Dow & Dupont Merger is bound to cause a chemical reaction on Capitol Hill

Last week’s announcement by Dow and Dupont that they would merge in a deal that would value the newly combined entity at over USD 120bn is bound to cause yet more consternation on Capitol Hill in Washington as articles begin to emerge about the proposed tax efficiencies this will generate for the new entity.  Tax efficiencies and large US-based multi-national companies are becoming a sore point for policy makers, both in the US, who see their corporate tax dollars being reduced, and for the governments of countries where corporate tax rates are lower and whom are seeing themselves on the wrong end of the deal from the US perspective.

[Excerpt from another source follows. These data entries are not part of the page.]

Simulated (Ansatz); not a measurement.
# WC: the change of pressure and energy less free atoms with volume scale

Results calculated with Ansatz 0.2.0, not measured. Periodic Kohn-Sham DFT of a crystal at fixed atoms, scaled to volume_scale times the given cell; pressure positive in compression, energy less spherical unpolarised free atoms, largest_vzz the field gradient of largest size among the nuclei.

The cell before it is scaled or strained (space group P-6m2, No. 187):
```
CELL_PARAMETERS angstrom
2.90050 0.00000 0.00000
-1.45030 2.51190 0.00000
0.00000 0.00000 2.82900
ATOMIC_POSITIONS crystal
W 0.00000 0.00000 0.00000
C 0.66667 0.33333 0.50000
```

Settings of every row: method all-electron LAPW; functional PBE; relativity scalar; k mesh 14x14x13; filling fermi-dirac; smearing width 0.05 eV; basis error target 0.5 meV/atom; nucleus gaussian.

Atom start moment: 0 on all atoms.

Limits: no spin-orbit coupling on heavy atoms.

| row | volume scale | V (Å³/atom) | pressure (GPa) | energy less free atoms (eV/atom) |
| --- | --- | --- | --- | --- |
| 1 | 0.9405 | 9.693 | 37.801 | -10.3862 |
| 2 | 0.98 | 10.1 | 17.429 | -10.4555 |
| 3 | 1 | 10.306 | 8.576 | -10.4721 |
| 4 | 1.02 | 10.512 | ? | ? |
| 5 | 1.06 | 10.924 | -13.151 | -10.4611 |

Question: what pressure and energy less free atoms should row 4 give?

Unlike the Pfizer/Allergan deal, where the new entity will end up with its corporate HQ based in Ireland, the Dow/Dupont deal will see the new entity remaining as a US-based corporate but it will reportedly take advantage of the tax free treatment of the spin-offs that will be carried out after the initial deal. It is believed that ultimately Dow and Dupont will spin off as separate listed companies, the agriculture, materials and speciality products businesses, and whilst no figures are being talked about, you have to assume that the tax savings are sufficient enough over and above any synergistic savings to make such a complex and costly (in terms of advisor fees) process worthwhile for the boards and the shareholders.

Given that 2016 is a US election year and neither the Democrats or Republicans like losing corporate tax dollars, I would not be surprised if US legislators start looking much more closely at the M&A activity of their largest corporates in order to close off some of the rather large tax loopholes!